Today I want to talk about some more-or-less undocumented SCOM 2019 upgrade tips which I had noticed during my latest upgrade. It was my first real ‘in-place’ upgrade from 1807 to 2019.
It was quite an undertaking, as I had to move the databases to a supported SQL version, as well as installing new management servers, as the version that was running on the old management servers was no longer supported (2012 R2).
You could ask yourself, why not perform a side-by-side upgrade? Well, the environment was very healthy and was also quite heavily customized on the Squared Up part as well. It would take an enormous effort to migrate this side-by-side.
So, without further ado, here are some things I think you should definitely pay attention to whilst upgrading to SCOM 2019.
- When migrating your databases, make sure to check the collation of your original SQL server. Since 2012 R2 you can choose different collations than the standard SQL_Latin1_General_CP1_CI_AS. The previous consultant had installed this with a french collation. Long story short, I had to redeploy the instance and migrate the databases again as SCOM does not play nicely when the system databases collation is not the same as the OperationsManager DB’s.
- Size your TEMPDB’s sufficiently before upgrading, by default these are too small and autogrowing these is performance intensive. In general you want to avoid this happening during the upgrade.
- Make an inventory of all your paid third party management packs. These usually require additional software to be installed on the management servers themselves (NiCe MP’s, HYCU F5 etc…)
- If you have custom management packs that require certain powershell modules, make sure they are installed on the new management servers as well. (f.e. SQLServer module etc)
- If you use a proxy server, make sure the proxy exclusions are also configured for your Linux machines! This was by far the most puzzling issue I had with cross platform monitoring so far. The linux agent uses a webservice, thus, if a system wide proxy is configured, and the exclusions are not in place, all monitoring and installations will fail! Everything seems to be working well, but in fact data collection is failing and you get zero errors in eventviewer.
You will get a very vague error during the upgrade /installation of the agents, which I had described here in a forum post.
Error in question:
Unexpected DiscoveryResult.ErrorData type. Please file bug report.ErrorData: System.ArgumentNullException
Value cannot be null.
Parameter name: s
- Make sure sudo rules are in place before upgrading, so you can guarantee an easy linux upgrade experience. Also, keep into account any custom sudo rules that are in place for custom management packs or third party management packs. Don’t delete the old sudo rules from previous SCOM version before the migration is done!
List of sudo rules per version and distro can be found here
- When moving linux agents to a new pool, make sure you import and export all certificates to the new management servers as well.

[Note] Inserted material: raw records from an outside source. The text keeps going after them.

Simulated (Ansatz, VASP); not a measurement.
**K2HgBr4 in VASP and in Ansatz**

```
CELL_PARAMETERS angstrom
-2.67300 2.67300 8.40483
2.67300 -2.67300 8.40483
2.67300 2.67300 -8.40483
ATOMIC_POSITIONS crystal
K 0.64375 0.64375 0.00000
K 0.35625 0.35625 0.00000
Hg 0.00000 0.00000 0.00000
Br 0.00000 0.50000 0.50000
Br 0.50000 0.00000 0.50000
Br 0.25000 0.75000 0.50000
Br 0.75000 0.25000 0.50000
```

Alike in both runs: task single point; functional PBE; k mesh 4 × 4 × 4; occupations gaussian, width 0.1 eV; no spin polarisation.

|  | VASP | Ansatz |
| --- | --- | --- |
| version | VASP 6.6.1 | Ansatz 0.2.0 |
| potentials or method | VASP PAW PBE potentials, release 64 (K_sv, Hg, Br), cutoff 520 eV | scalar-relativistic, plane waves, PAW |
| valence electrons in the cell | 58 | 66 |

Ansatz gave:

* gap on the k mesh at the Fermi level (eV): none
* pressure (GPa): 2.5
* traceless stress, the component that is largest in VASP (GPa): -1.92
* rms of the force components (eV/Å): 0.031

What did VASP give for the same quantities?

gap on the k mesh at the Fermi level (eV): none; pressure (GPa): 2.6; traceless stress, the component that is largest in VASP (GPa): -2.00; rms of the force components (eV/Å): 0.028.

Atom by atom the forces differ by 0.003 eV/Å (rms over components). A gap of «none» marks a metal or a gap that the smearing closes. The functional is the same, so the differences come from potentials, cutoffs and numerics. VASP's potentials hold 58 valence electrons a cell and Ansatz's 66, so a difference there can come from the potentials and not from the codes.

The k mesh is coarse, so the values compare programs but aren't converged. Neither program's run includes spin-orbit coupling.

- Make sure you add the new management servers on the SNMP ACL of all your network devices. Some require explicit IP addresses to allow SNMP communication. Put these in place before you migrate your network monitoring!
- In my case, I had issues with SCOM 1807 and SCOM 2019 management servers running side-by-side. The system center configuration service was no longer working on the old management servers. (minimum version issue).
- Due to the point above, I would recommend to install the new management servers with the same version of the existing ones, and first migrate all workloads to the new management servers (network devices, linux / windows agents etc).
Once that is done, decommission the old ones before upgrading! After you have decommed and upgrade your first management server to 2019, try to make the upgrade period for your other management servers as short as possible (but respect a 30 minute waiting period between each management server).
- Make sure to move any powershell scripts that are running locally on the management server to the new one. For example, the ones that are used for command channels.
- Do a manual check of performance data of agentless objects like network devices as well as linux agents to verify data collection is occurring properly after the upgrade. I noticed only quite late after the upgrade that linux monitoring was not functioning as it should.
- If you have a lot of eventid 2115 errors after upgrading and putting in place new management servers, increase the timeouts of your “C:\Program Files\Microsoft System Center\Operations Manager\Server\ConfigService.config” file on your management servers.
Specifically, under CMDB the ‘DefaultTimeoutSeconds‘ to 300, and under ConfigStore ‘DefaultTimeoutSeconds‘ to 300.
- Another reason you get 2115 errors, is usually due to a discovery running on the management servers that has a very low interval (60 secs – 5 minutes). For example, you set this temporary as a test but then forgot to delete it (been there :))
- Make sure to add any run as profile as ‘Logon as a service’ on the management servers as well as agents that need it, this is documented but cannot stress this enough.
These were more or less the things I ran into when upgrading a heavily customized SCOM environment. It was a learning experience for sure! Good luck with anyone upgrading to SCOM 2019, and as always, make sure you have a good migration plan before starting!